Tuesday, February 19, 2019


PHENOMENALITY: *marvelous*
FRYEAN MYTHOS: *adventure*
CAMPBELLIAN FUNCTION: *psychological, sociological*

Though I expressed a low opinion of the Mark Millar source material, KINGSMAN THE SECRET SERVICE is certainly an improvement on the original in terms of pacing and eye-candy.

In the original graphic novel, young punk Eggsy is spirited out of his lower-class environs by his uncle Jack, who gives Eggsy a chance to train with the made-up British superspy agency, Kingsman. In a chance that's neither good nor bad, this time it's Eggsy's father, name of Lee, who's a member of Kingsman, and when Lee meets his death fighting the minions of a supervillain, his friend Harry Hart (Colin Firth) steps in to succor Eggsy (Taron Egerton). Once Eggsy receives all the proper training in using all the requisite super-spy weapons-- which are meant to be even more over-the-top than the most fabulous Bond accoutrements-- Eggsy and Harry join forces to destroy the schemes of Richmond Valentine (Samuel L. Jackson), who is kidnapping the movie-celebrities he loves to protect them from the world-destroying weapon he plans to unleash, all to the end of reducing Earth's rampant population.

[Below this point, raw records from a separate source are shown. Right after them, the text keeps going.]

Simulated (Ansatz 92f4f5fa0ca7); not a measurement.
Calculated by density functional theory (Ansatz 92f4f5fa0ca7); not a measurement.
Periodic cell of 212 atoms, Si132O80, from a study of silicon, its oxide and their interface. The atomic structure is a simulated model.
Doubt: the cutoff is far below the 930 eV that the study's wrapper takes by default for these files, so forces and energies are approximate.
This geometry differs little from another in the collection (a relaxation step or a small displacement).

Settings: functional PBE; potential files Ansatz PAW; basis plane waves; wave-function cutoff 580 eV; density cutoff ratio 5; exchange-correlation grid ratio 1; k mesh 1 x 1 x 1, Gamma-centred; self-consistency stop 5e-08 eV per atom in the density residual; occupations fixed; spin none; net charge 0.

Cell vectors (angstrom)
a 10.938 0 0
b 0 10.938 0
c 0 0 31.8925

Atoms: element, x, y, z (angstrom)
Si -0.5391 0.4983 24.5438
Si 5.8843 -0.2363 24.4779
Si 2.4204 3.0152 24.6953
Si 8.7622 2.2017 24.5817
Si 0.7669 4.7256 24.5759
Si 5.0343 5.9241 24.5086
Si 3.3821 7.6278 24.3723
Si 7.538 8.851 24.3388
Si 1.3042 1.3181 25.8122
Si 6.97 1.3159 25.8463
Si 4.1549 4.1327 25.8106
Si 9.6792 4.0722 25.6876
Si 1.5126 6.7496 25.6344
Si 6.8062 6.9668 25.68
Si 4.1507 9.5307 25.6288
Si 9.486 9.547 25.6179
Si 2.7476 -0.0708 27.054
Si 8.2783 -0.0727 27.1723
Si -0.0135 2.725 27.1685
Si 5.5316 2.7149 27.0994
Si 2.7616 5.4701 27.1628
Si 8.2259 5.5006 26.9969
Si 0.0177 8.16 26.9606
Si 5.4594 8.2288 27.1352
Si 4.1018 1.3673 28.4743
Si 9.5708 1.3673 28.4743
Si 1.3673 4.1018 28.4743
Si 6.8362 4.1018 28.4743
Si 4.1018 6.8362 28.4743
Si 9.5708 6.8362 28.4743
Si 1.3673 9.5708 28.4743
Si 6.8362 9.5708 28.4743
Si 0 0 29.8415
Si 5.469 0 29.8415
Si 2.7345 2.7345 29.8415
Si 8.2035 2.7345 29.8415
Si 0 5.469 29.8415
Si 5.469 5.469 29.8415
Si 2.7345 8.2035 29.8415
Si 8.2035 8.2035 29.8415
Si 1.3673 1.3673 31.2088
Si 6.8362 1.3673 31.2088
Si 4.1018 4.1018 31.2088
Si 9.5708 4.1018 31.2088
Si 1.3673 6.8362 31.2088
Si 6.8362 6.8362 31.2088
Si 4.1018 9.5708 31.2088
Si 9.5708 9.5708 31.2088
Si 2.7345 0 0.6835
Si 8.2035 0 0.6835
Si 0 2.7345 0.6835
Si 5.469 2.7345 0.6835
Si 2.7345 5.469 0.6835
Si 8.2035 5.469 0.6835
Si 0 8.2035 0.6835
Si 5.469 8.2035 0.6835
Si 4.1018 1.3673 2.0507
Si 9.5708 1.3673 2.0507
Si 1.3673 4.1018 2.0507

SECRET SERVICE is just as silly and witless as the graphic novel, and the overacting of Jackson does nothing to improve things, though Firth's ability to channel Michael Caine's "Harry Palmer" character is diverting. I enjoyed seeing Sofia Boutella take on the formerly male role of the villain's bionic henchman Gazelle, and that's about it. Both the real Michael Caine and Mark Hamill have supporting roles.

Despite the fact that Harry Hart appears to die very bloodily in SERVICE, Colin Firth plays him again in GOLDEN CIRCLE, and most of the other principals return, as does the writer-director Matthew Vaughan. However, this film is an original script not tied to any graphic novel, and though it's almost as violent as a Millar work, it's not nearly as sloppy and witless.

Though there are also just as many vacuous pop-culture references here, the Vaughan-Jane Goldman script doesn't seem to be about NOTHING BUT pop culture. To make Eggsy's job all the harder, the villain-- drug-dealer Poppy Adams (Julianne Moore)-- assassinates most of the Kingsman organization, leaving Eggsy only with a few minor allies-- one of whom, as I noted above, is the recrudescent Harry Hart. However, the remnants of Kingsman get some help from an American superspy-agencny, "Statesman," whose operatives are given to using lots of cowboy motifs.

The action is better staged this time, and the villain's scheme-- to force the world powers to legalize drugs, so she doesn't have to be a criminal any more-- allows for some witty satire about modern America's ambivalence toward illegal substances. However, just so the script doesn't stray too far from the original template, Poppy does keep her own pet celebrity, Elton John (playing himself), who's good for a few laughs until he improbably starts hurling kung-fu kicks.